If you’ve seen The Secret Life of Pets, you probably remember the scene where dogs Max and Duke happen upon a sausage factory.
They ride a conveyor belt throughout the factory, gobbling up sausages as fast as they’re made. Soon, they’re in a dream sequence with thousands of singing and dancing sausages, until they’re swimming in a pool of them. By the time animal control discovers the dogs, fat and drunk on sausages, the dogs have presumably contaminated the entire production line.
Will food safety pros find out about the incident before products ship? What’s the plan if customers report dog hair (or worse) in their food? Obviously, this isn’t the movie’s focus, but if it were, traceability would certainly be an issue.
In today’s post, we examine how a cloud-based Quality Management System (QMS) improves traceability, helping protect both consumers and manufacturers.
1. Standardized Recordkeeping
A company’s recordkeeping practices serve as the foundation for traceability. Traceability requires the ability to track products at any point in the supply chain, including where products or materials originated and where they were ultimately distributed.
Companies with inefficient recordkeeping processes run the risk of dramatically larger (and more expensive) recalls. Inability to pinpoint the scope of contamination means having to recall much more product than is actually necessary just to be careful. In fact, experts estimate that only about half of recalled foods truly need to be removed from the market.
A cloud-based Quality Management System (QMS) that brings together shipping, receiving, production and quality records helps mitigate this problem. Automated recordkeeping helps companies quickly notify supply chain partners of problems, providing instant access to:
- Lot codes.
- Production dates.
- UPC codes.
- Product order numbers.
- Expiration dates.
- Production timestamping.
2. Proactive Tracking and Monitoring
To improve traceability, companies have to increase the speed at which they identify problems. Automated recordkeeping helps, but it’s more than just reacting to problems—it’s being able to proactively identify them before someone else has to notify you.

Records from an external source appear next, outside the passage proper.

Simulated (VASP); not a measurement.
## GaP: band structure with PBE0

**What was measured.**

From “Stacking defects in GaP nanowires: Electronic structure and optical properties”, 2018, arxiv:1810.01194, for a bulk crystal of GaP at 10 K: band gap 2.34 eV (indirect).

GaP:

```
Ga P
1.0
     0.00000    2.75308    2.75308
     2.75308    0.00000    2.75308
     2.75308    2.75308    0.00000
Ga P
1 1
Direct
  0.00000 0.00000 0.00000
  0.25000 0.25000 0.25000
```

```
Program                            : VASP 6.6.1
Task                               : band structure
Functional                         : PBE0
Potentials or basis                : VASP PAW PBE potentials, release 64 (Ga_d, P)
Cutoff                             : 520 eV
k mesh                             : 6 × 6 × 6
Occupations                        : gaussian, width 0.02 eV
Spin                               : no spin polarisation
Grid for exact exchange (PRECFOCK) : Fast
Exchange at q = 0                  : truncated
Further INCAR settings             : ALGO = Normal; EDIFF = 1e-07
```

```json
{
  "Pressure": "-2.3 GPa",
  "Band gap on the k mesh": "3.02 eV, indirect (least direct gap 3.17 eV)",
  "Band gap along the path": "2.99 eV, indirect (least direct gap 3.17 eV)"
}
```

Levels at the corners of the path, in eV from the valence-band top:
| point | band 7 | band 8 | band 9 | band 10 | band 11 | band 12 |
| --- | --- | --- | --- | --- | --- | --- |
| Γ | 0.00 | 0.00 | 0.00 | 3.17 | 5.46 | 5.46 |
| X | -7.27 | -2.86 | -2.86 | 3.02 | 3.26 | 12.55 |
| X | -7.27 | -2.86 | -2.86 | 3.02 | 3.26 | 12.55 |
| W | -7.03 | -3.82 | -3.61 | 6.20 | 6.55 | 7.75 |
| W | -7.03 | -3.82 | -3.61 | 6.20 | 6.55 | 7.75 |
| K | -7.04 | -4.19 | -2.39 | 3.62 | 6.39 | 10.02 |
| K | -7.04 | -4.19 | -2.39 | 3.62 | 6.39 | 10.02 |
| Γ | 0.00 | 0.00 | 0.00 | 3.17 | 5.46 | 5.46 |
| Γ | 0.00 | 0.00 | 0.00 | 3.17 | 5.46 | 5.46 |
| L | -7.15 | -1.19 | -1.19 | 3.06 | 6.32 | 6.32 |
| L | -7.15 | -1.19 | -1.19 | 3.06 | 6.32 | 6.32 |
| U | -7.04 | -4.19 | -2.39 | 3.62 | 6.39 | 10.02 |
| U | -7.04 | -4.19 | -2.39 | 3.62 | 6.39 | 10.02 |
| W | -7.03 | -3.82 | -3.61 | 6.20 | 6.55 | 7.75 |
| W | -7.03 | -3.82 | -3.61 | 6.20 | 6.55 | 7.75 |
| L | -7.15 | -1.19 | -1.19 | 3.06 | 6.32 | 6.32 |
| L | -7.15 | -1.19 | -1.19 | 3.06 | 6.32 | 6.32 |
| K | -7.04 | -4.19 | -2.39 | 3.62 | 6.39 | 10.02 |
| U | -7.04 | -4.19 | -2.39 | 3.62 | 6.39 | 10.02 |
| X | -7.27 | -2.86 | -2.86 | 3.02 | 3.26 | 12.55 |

How can companies proactively track and monitor food safety risks, so they can better respond to and prevent them?
- Integrate your data: A QMS that integrates key functions like Complaint Handling, Corrective Action and Audit Management eliminates the lag time between problem identification and resolution.
- Streamline corrective action: Companies should look to create customized corrective action workflows in the QMS to automatically route requests to responsible parties at the right time.
- Monitor your risks: Risk Management tools such as risk-based filtering and a centralized Risk Register give you an objective measure of where you need to focus your improvement efforts.
3. Boosting Supply Chain Security
Full traceability demands full visibility into your supply chain. That includes the ability to trace lots forward and backward to pinpoint the precise origin of materials and location of finished products.
In the past, this has been a serious weakness for food manufacturers. It’s one reason why the Food Safety Modernization Act (FSMA) places so much emphasis on supply chain practices, particularly with the Foreign Supplier Verification Program (FSVP) rule.
A QMS that includes Supplier Management capabilities can help improve supply chain security and traceability by providing:
- Records that integrate shipping, receiving and production data.
- Customizable inspection rules based on past performance and compliance history.
- Tracking tools to identify the scope and cost of supplier-related issues.
- Cloud-based portals where you can assign suppliers corrective actions, and where they can securely log in without having access to sensitive data.
4. Preparing for a Recall
At the end of the day, the possibility of a recall is less a question of if than when, especially considering the complexity of our global food supply. Thus, it makes sense to stage mock recalls to give your team practice at quickly and efficiently recouping “contaminated” products.
Where to start?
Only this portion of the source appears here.